Along adiabat B and isochore C:
- There is no heat transfer along adiabat B:
\[q_{rev,B} = 0 \nonumber \]
- There is no work along isochore C:
\[\delta w=0 \nonumber \]
- But the temperature changes from \(T_2\) back to \(T_1\). This requires heat:
\[q_{rev,C}=C_V\Delta T \nonumber \]
Along the isotherm A:
- We have seen that
\[q_{rev,A} = nRT \ln \dfrac{V_2}{V_1} \nonumber \]
The quantities qrev,A, qrev,B, and qrev,C are not the same, which once again underlines that heat is a path function. How about entropy?
First, consider the combined paths of B and C:
\[q_{rev,B+C} = \int _{T_2}^{T_1} C_v dT \nonumber \]
\[\int dS_{B+C} = \int \dfrac{dq_{rev,B+C}}{T} = \int _{T_2}^{T_1} \dfrac{C_v}{T} dT \nonumber \]

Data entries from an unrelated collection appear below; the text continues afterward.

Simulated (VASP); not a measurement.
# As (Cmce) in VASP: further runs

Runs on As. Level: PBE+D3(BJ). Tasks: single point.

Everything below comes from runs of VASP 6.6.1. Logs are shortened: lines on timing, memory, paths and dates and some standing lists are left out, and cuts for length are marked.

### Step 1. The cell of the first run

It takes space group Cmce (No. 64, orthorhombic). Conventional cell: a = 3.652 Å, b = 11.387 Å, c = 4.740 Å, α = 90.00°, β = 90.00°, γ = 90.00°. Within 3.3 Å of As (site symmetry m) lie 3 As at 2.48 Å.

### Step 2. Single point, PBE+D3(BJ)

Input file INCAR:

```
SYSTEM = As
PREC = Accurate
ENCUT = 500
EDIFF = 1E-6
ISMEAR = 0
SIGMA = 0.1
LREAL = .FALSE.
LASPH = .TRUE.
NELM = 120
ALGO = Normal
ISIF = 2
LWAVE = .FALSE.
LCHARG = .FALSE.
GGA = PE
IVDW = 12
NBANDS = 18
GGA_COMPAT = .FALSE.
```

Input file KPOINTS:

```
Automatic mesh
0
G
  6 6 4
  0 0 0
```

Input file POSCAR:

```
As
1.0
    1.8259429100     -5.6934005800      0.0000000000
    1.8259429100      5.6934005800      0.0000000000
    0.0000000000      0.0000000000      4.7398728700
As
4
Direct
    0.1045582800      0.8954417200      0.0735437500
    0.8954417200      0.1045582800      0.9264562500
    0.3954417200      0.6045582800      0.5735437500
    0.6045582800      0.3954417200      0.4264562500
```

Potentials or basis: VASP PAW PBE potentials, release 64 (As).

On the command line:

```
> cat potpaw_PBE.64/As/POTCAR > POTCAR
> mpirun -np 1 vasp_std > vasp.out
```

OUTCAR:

We had seen this integral before from Section 19-6, albeit from \(T_1\) to \(T_2\):
\[\Delta S_{B+C} = nR\ln \dfrac{V_2}{V_1} \label{19.21} \]
(Notice sign in Equation \ref{19.21} is positive)
Along the isotherm A:
\[q_{rev,A} = nRT \ln\frac{V_2}{V_1} \nonumber \]
\(T\) is a constant so we can just divide \(q_{rec,A}\) by \(T\) to get \(\Delta S_A\):
\[\Delta S_A = nR\ln \dfrac{V_2}{V_1} \nonumber \]
We took two different paths to get start and end at the same points. Both paths had the same change in entropy. Clearly entropy is a state function while \(q_{rev}\) is not.